World Poker Tour (WPT) Season 8 Final, Bellagios, Las Vegas
World Poker Tour (WPT) Season 8 Final, Bellagios, Las Vegas
...You haven’t got a chance!
Just a couple of hours before we land at Gatwick from Las Vegas. It’s been an eventful visit but ultimately fruitless. Ten days in Vegas again culminated in three way disappointment in the Main Event. All three of us made it to Day 2 but I was the sole survivor to Day 3. And the money wasn’t until the end of Day 4!
Only 198 signed up, well below last year. It was easily the toughest tournament I’ve played (eclipsing the WSOPE in October) despite the 100,000 chip starting stack, the 90 minute levels and the fact that we only played five levels a day. The standard was high from the outset. No soft spots on ANY table! The Coach and DC complained in every break about how tough their tables were. DC had Scotty Nyguen and Prahlad Friedman, The Coach had various internet luminaries whose names were unfamiliar to both DC and me.

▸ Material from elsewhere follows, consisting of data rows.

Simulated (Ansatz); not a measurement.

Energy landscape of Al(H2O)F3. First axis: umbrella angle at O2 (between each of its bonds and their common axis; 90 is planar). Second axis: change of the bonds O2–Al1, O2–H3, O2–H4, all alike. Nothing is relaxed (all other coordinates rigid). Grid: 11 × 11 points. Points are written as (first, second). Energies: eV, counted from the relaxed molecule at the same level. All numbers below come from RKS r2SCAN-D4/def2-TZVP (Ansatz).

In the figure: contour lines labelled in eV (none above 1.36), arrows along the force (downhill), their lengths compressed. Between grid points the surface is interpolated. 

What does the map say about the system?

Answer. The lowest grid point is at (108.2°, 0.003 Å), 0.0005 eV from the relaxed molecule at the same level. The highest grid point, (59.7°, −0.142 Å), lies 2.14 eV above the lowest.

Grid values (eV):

Things started relatively well for me. I quietly built my chips to around 130k. But in level 4, I ran into trouble when I raised in early position with AJ offsuit (ace of diamonds) and was called in a couple of spots, including the button who was a loud Arabic guy who had played a lot of pots and shown a few bluffs. I led out on the Axx (two diamonds) flop and only he ‘flat-called’. Having a player flat call behind you (ie he acts after you in the order of betting) is always dangerous because the better players will often just call with a very strong hand to try and deceive you further down the road. The REALLY good players sometimes do this with nothing because they know you will think they might have a big hand. A third possibility was that he called with a draw (probably to a flush). Mindful of all of this, I wasn’t delighted to see a third diamond but I still needed to bet to try and keep control of the hand. Now he re-raised to 20k, not a good sign. The pros like to bluff on the turn because there is only one card to come and opponents are less likely to have favourable odds if they’re drawing. I decided to call to see what he did on the river and just in case another diamond came to give me the nuts. It didn’t so I checked (I might have done even if it had!). Now I got the full treatment, “how much do you have left…” etc etc, and HE SET ME IN! I didn’t expect that and was thrown by it. I was even more thrown when he showed me a pair of tens after I mucked. Doh!.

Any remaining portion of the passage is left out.